Kerry’s Record Should Scare Bush

The rapid rise of John Kerry’s Presidential campaign is causing grave concern in the Republican Party’s upper management. Although G.O.P. leaders denigrate him as a “Massachusetts liberal,” invoking doom-laden memories of Michael Dukakis, such glib chatter only provides a temporary relief from their worries.

If he wins the Democratic nomination, Mr. Kerry will pose certain challenges that aren’t so easily solved: He’s a decorated war veteran, a hunter and a politician who doesn’t hesitate to fight back when attacked. Those qualities distinguish him from the soft targets that Republicans enjoy hitting most.
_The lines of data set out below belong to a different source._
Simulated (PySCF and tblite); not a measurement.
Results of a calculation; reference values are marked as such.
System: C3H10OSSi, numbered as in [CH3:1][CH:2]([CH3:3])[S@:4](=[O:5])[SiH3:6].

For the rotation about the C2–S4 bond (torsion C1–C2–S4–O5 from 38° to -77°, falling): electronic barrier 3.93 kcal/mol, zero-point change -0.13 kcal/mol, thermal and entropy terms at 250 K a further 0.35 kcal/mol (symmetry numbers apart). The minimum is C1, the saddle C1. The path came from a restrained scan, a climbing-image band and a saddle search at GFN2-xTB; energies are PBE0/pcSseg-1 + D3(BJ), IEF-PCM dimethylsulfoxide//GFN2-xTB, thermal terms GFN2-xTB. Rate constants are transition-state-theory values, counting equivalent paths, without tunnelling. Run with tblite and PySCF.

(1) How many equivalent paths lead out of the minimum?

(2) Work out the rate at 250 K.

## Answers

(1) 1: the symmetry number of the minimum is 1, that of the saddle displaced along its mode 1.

Caustic assessments of the Senator’s personality and character began to leak out last year, only to subside when his prospects seemed to dim. Now emergency experiments in Kerry-bashing are again on the front burners, boiling up unwholesome little pots labeled Botox , French-looking , rich wife , special interests , Jane Fonda , high taxes and, of course, liberal , liberal and liberal .

The results to date aren’t impressive. In recent national polls, the lines marked “Kerry” and “Bush” have crossed-with the former rising and the latter descending. But bad news only inspires the inventive elves in the Republican war dungeon to more strenuous effort. Ed Gillespie, the former Enron lobbyist who serves as chairman of the Republican National Committee, is test-marketing their latest products.

Some are obvious duds. When Mr. Gillespie harks back to 1972 for evidence that Mr. Kerry is “weak” on defense, as he did in remarks the other day, he invites questions about what George W. Bush was doing in those days. (And what young Mr. Bush was supposed to do but didn’t, like showing up for duty in the Air National Guard.) As the Bush twins might say, let’s not go there.

Naturally, the Republicans will pay close attention to the Senator’s four-term voting record, which offers plenty of material for creative misinterpretation. The objective is to tarnish Mr. Kerry’s national-security credentials and place the nation on orange alert against his candidacy.

In that vein, the R.N.C. chairman has scolded Mr. Kerry for his alleged zeal to decimate the intelligence and defense budgets. He says that in 1994 and 1995, the Senator tried to slash intelligence funding by more than a billion dollars.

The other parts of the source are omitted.